How to use one hot encoding sklearn in python

MlopsHow-ToBeginner · 3 min read

How to Use One Hot Encoding with sklearn in Python

Use OneHotEncoder from sklearn.preprocessing to convert categorical features into a one hot numeric array. Fit the encoder on your data with fit or fit_transform, then transform your data to get one hot encoded output.

📐

Syntax

The main class for one hot encoding in sklearn is OneHotEncoder. You create an encoder object, then use fit or fit_transform on your categorical data. Use transform to encode new data after fitting.

OneHotEncoder(): creates the encoder with options like sparse_output=False to get a dense array output.
fit(X): learns categories from data X.
transform(X): converts data X to one hot encoded format.
fit_transform(X): fits and transforms in one step.

python

from sklearn.preprocessing import OneHotEncoder

encoder = OneHotEncoder(sparse_output=False)
encoder.fit(X)  # X is 2D array of categorical data
encoded = encoder.transform(X)

💻

Example

This example shows how to one hot encode a list of color names using sklearn's OneHotEncoder. It fits the encoder and transforms the data into a numeric array where each column represents a color category.

python

from sklearn.preprocessing import OneHotEncoder
import numpy as np

# Sample categorical data (2D array)
colors = np.array([['red'], ['green'], ['blue'], ['green'], ['red']])

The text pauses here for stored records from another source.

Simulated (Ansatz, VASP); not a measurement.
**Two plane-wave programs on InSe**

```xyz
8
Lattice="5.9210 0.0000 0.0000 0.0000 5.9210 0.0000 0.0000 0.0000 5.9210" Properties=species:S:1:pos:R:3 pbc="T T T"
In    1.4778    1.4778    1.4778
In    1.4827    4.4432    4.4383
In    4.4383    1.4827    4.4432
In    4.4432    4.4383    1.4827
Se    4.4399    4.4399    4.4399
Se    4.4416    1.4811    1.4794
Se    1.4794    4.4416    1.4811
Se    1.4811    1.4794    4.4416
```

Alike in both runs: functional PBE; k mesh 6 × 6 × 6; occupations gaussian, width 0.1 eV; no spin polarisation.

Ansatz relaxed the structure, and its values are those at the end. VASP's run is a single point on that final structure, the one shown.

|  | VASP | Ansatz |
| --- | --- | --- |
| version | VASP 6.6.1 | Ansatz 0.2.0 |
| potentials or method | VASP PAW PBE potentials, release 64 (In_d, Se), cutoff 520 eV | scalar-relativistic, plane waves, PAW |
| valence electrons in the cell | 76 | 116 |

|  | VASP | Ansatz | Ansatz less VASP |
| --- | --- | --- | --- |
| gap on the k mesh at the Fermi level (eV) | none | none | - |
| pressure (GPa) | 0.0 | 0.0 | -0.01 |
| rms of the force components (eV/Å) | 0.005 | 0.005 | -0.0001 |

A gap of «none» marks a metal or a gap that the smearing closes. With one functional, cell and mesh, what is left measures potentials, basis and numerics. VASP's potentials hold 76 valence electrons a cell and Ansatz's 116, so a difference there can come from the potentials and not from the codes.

# Create encoder with dense output
encoder = OneHotEncoder(sparse_output=False)

# Fit and transform the data
encoded_colors = encoder.fit_transform(colors)

print("Categories:", encoder.categories_)
print("One hot encoded array:\n", encoded_colors)

Output

Categories: [array(['blue', 'green', 'red'], dtype=object)] One hot encoded array: [[0. 0. 1.] [0. 1. 0.] [1. 0. 0.] [0. 1. 0.] [0. 0. 1.]]

⚠️

Common Pitfalls

Not reshaping 1D input arrays to 2D before encoding causes errors; sklearn expects 2D arrays.
Using sparse_output=True by default returns a sparse matrix, which may confuse if you expect a dense array.
Fitting the encoder on training data but forgetting to transform test data with the same encoder leads to inconsistent categories.
Passing unseen categories in new data to transform causes errors unless handle_unknown='ignore' is set.

python

from sklearn.preprocessing import OneHotEncoder
import numpy as np

# Wrong: 1D array input
colors_wrong = np.array(['red', 'green', 'blue'])
encoder = OneHotEncoder(sparse_output=False)

# This will raise an error:
# encoder.fit_transform(colors_wrong)  # ValueError

# Correct: reshape to 2D
colors_correct = colors_wrong.reshape(-1, 1)
encoded = encoder.fit_transform(colors_correct)
print(encoded)

Output

[[0. 0. 1.] [0. 1. 0.] [1. 0. 0.]]

📊

Quick Reference

Remember these key points when using OneHotEncoder:

Input must be 2D array: shape (n_samples, n_features).
Use sparse_output=False for dense numpy arrays.
Fit on training data, then transform train and test data.
Set handle_unknown='ignore' to avoid errors on unseen categories.

✅

Key Takeaways

Use sklearn's OneHotEncoder to convert categorical data into numeric one hot format.

Always provide 2D input arrays to OneHotEncoder, reshaping 1D arrays if needed.

Set sparse_output=False to get a dense numpy array output instead of a sparse matrix.

Fit the encoder on training data and use the same encoder to transform test data.

Handle unknown categories with handle_unknown='ignore' to avoid errors on new data.